[Hs-Generics] Meeting at Haskell Workshop

Johan Jeuring johanj at cs.uu.nl
Mon Sep 25 06:17:11 EDT 2006


Dear all,

We've had a meeting discussing the next steps in developing a Common  
Library for Generic Programming at the Haskell Workshop. This email  
summarizes the main points. Furthermore, I have added some  
observations of my own, marked with [JJ:].

The main requirements for the library are ease of use and stability.  
[JJ: by stability we mean: we'll use the same API for a longer  
period; ease of use might mean different things to different people.  
I suppose we'll make the meaning of ease of use more clear while we go.]

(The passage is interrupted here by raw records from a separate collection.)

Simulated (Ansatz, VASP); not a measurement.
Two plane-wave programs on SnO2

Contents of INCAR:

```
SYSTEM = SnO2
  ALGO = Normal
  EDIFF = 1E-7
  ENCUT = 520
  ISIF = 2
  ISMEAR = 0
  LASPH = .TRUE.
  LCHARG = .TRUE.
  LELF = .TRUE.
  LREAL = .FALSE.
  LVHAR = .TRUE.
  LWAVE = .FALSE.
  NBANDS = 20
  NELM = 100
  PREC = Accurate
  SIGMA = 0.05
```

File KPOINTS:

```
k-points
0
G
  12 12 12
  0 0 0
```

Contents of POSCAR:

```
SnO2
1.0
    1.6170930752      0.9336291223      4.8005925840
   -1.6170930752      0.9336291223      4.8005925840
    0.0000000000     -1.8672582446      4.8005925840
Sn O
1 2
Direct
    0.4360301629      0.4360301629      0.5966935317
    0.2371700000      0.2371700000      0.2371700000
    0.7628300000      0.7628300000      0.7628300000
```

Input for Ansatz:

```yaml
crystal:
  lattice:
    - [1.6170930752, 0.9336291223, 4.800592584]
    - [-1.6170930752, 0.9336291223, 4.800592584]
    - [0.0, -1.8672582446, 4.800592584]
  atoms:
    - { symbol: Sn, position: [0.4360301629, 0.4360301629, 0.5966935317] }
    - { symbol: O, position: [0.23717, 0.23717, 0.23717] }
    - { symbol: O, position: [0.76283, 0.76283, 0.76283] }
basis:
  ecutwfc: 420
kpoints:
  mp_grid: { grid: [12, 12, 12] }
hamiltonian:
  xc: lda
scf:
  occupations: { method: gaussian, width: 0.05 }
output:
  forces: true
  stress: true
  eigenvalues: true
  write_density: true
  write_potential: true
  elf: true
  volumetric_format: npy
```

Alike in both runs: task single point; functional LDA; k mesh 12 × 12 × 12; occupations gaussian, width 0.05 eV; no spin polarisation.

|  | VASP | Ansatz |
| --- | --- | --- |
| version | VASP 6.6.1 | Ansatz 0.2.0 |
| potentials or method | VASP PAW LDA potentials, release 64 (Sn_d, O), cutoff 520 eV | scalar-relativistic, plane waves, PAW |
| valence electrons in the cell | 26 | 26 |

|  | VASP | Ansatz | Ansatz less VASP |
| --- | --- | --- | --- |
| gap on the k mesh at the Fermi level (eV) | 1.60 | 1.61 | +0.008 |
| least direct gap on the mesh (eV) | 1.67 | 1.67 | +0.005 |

Furthermore, the library should be based on Haskell 98, + maybe  
commonly accepted extensions that we expect will end up in Haskell'.  
But we should be careful with using extensions for the Common  
library, the `purer' the better, from a standard point of view. We  
might take a levelled approach here: offer a library for Haskell 98,  
a library for Haskell' (if we know in time what that's going to be),  
and a library for Haskell'+addenda (if those are going to come).

We want to start with finding out the weaknesses and strengths of the  
various approaches. Meanwhile we want to construct a set of examples  
with which we can illustrate the different characteristics of the  
approaches (gsize and functorial map were mentioned). [JJ: Andres  
Loeh, Ralf Hinze and I have written a paper about Comparing  
approaches to generic programming in Haskell, see http://www.cs.uu.nl/ 
research/techreps/UU-CS-2006-022.html. It does not discuss several of  
the candidate libraries. But it does give a nr of examples used for  
comparing the approaches, namely encode/decode, eq , functorial map,  
show, and update. Each of the examples illustrates different  
characteristics of generic programming. This might be a starting  
point for the examples.] Furthermore, we would also like to develop a  
benchmark (examples + desired input/output behaviour) which can be  
used to (also) benchmark performance. Hopefully we can extract  
several generic programming characteristics from the examples.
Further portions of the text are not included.